Neo4j Cypher query to NetworkX

The basic question is, how do we read an entire graph from a Neo4j store into a NetworkX graph? And another question is, how do we extract subgraphs from Cypher and recreate them in NetworkX, to potentially save memory?

Using a naive query to read all relationships

This is based on cypher-ipython module. This uses a simple query like the following to obtain all the data:

MATCH (n) OPTIONAL MATCH (n)-[r]->() RETURN n, r

This can be read into a graph using the following code. Note that the rows may duplicate both relationships and nodes, but this is taken care of by the use of neo4j IDs.

def rs2graph(rs):
    graph = networkx.MultiDiGraph()

    for record in rs:
        node = record['n']
        if node:
            print("adding node")
            nx_properties = {}
            nx_properties.update(node.properties)
            nx_properties['labels'] = node.labels
            graph.add_node(node.id, **nx_properties)
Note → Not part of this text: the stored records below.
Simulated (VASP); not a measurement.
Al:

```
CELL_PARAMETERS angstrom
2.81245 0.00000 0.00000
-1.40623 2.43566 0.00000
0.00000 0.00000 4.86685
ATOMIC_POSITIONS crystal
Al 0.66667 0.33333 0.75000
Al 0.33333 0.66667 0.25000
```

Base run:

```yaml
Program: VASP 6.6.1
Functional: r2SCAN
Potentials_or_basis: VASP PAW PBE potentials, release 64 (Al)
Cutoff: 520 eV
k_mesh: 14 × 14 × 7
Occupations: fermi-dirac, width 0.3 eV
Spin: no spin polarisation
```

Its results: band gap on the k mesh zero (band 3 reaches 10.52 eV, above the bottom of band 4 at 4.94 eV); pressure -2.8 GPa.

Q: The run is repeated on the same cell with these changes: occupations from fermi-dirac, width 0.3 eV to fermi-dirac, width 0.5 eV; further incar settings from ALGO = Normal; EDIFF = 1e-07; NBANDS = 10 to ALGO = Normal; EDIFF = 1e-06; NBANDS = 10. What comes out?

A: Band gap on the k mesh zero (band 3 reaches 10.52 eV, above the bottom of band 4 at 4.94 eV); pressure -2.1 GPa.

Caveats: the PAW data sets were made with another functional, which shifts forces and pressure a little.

        relationship = record['r']
        if relationship is not None:   # essential because relationships use hash val
            print("adding edge")
            graph.add_edge(
                relationship.start, relationship.end, key=relationship.type,
                **relationship.properties
            )

    return graph

There's something about this query that is rather inelegant, that is that the result set is essentially 'denormalized'.

Using aggregation functions

Luckily there's another more SQL-ish way to do it, which is to COLLECT the relationships of each node into an array. This then returns lists which represent a distinct node and the complete set of relationships for that node, similar to something like the ARRAY_AGG() and GROUP BY combination in PostgreSQL. This seems much cleaner to me.

# this version expects a collection of rels in the variable 'rels'
# But, this version doesn't handle dangling references
def rs2graph_v2(rs):
    graph = networkx.MultiDiGraph()

    for record in rs:
        node = record['n2']
        if not node:
            raise Exception('every row should have a node')

        print("adding node")
        nx_properties = {}
        nx_properties.update(node.properties)
        nx_properties['labels'] = list(node.labels)
        graph.add_node(node.id, **nx_properties)

        relationship_list = record['rels']

        for relationship in relationship_list:
            print("adding edge")
            graph.add_edge(
                relationship.start, relationship.end, key=relationship.type,
                **relationship.properties
            )

    return graph

Trying to extend to handle subgraphs

When we have relationship types that define subtrees, which are labelled something like :PRECEDES in this case, we can attempt to materialize this sub-graph selected from a given root in memory. In the query below, the Token node with content nonesuch is taken as the root.

This version can be used with a Cypher query like the following:

MATCH (a:Token {content: "nonesuch"})-[:PRECEDES*]->(t:Token)
WITH COLLECT(a) + COLLECT(DISTINCT t) AS nodes_
UNWIND nodes_ AS n
OPTIONAL MATCH p = (n)-[r]-()
WITH n AS n2, COLLECT(DISTINCT RELATIONSHIPS(p)) AS nestedrel
RETURN n2, REDUCE(output = [], rel in nestedrel | output + rel) AS rels

And the Python code to read the result of this query is as such:

# This version has to materialize the entire node set up front in order
# to check for dangling references.  This may induce memory problems in large
# result sets
def rs2graph_v3(rs):
    graph = networkx.MultiDiGraph()

    materialized_result_set = list(rs)
    node_id_set = set([
        record['n2'].id for record in materialized_result_set
    ])

    for record in materialized_result_set:
        node = record['n2']
        if not node:
            raise Exception('every row should have a node')

        print("adding node")
        nx_properties = {}
        nx_properties.update(node.properties)
        nx_properties['labels'] = list(node.labels)
        graph.add_node(node.id, **nx_properties)

        relationship_list = record['rels']

        for relationship in relationship_list:
            print("adding edge")

            # Bear in mind that when we ask for all relationships on a node,
            # we may find a node that PRECEDES the current node -- i.e. a node
            # whose relationship starts outside the current subgraph returned
            # by this query.
            if relationship.start in node_id_set:
                graph.add_edge(
                    relationship.start, relationship.end, key=relationship.type,
                    **relationship.properties
                )
            else:
                print("ignoring dangling relationship [no need to worry]")

    return graph